TW: sexual assault, emotional abuse
I can’t say when it all started, exactly. When I’m on the train, when I’m walking down the sidewalk, when I’m in a store – I am always on guard. I put on my “resting bitch face” and my sunglasses and my headphones so no one will bother me. I feel much safer when I’m surrounded by only women. This doesn’t mean I hate men. I love my father, I love my partner, I love my male friends. I am not afraid of them because I know them. They have proven to me that they are trustworthy. But sometimes, even the men who find their way into my inner circle are not trustworthy.
I was emotionally abused for years by a previous partner. He told me what I could or couldn’t wear. He expressed an irrational, jealous rage if I ever spent time alone with a male friend. When I went to seminary and developed into a budding feminist, he told me my views were wrong. He yelled at me for taking naps when I was tired instead of spending time with him. He used guilt to control me. At first, though, he was charming. But after a few months of sweeping me off my feet, he became distant and inaccessible while also needing to know everything about what I was doing so he could keep tabs on me. Our relationship went through cycles of growth, but he always returned to his controlling patterns. He taught me that relationship does not mean I should not be afraid.

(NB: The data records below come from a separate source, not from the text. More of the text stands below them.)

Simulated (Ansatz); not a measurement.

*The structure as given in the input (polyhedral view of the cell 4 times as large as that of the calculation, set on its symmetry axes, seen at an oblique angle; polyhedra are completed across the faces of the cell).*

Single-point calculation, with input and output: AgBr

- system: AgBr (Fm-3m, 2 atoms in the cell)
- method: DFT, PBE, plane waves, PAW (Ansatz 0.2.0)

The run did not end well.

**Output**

I was sexually assaulted by a friend. I’ve written about this experience before, but it’s important to emphasize that this didn’t happen to me in a dark, damp alleyway with a scruffy stranger. Like many women, I was assaulted by someone I knew. We had a budding friendship and I was developing feelings for him, but he still took advantage of me when I was vulnerable. He taught me that friendship does not mean I should not be afraid.
If I haven’t even been able to trust the men closest to me, it is not wonder that I feel afraid to walk down the street. I feel my body tense and my heart race each time I pass a man on the sidewalk, bracing myself for catcalling. When I get on the train, I look for a seat next to a woman. When I enter a public restroom, I look around to make sure there are no men lurking in the corners, waiting for an unsuspecting woman to enter.
I work at a social service agency, and we primarily serve men. Whenever I have to walk through our lobby, with rows of men waiting to receive services, I clench my jaw and ball up my fists. I worry about being grabbed. Instead, I usually get comments about my body or asked for my name followed by a “mmm” or a “damn”. While we are currently working to improve what safety looks like in our organization, for the reasons I mentioned as well as several others, it wasn’t until this week that I came to the realization that I am constantly afraid. I am afraid in my workplace. I am afraid on public transit. I am afraid walking to my apartment, even in the daytime. I often create scenarios in my head so that I have a plan prepared if something bad were to happen.
All of this fear is exhausting. Being in a spaces with only female-identifying individuals is like letting out a breath I’ve been holding in. I don’t worry about my body. I don’t worry that my smile will be misinterpreted. I want to feel this way all the time. I don’t want to hold all this fear in my body. But until men can prove to me that they are not a threat, I continue to clench my teeth and ball up my fists. We are learning every day about more reasons to fear men. For the past few months, it seems like every morning there is a new name to add to the list of famous sexual harassers. It’s hard to face a world of men when I hold my own sexual trauma and constantly hear about the trauma of others.
But I don’t want to feel this way. We don’t want to feel this way. Women do not want to be afraid all the time. So, men, prove us wrong. Be kind. Be vulnerable. Show sensitivity. Do not be defensive. Open yourself to the possibility that you don’t know everything. Listen to what we have to say. Do not assume we owe you anything. Do not say something to a woman you don’t know that you wouldn’t say to a man. Stop catcalling. Make sure your coworkers are being fairly compensated. Be confident enough in your sense of self that you do not see a strong woman as a competitor to be squashed. Be our partners, not our hunters.
Disclaimer: This piece deals with gender in a binary way. I apologize to those who are trans, genderqueer, and nonbinary. You have a place in this conversation too, but I cannot speak to your experiences of gender, so I have not included them here. Please speak your own truths to better inform all of us.
2 thoughts on “I Am Afraid of Men”
I am such a fan of this. I am such a fan of the truth in this. I am such a fan of the strength you had to share some of the experiences that so many people would rather keep quiet about. I am just such a fan
Thank you – for reading and for your support.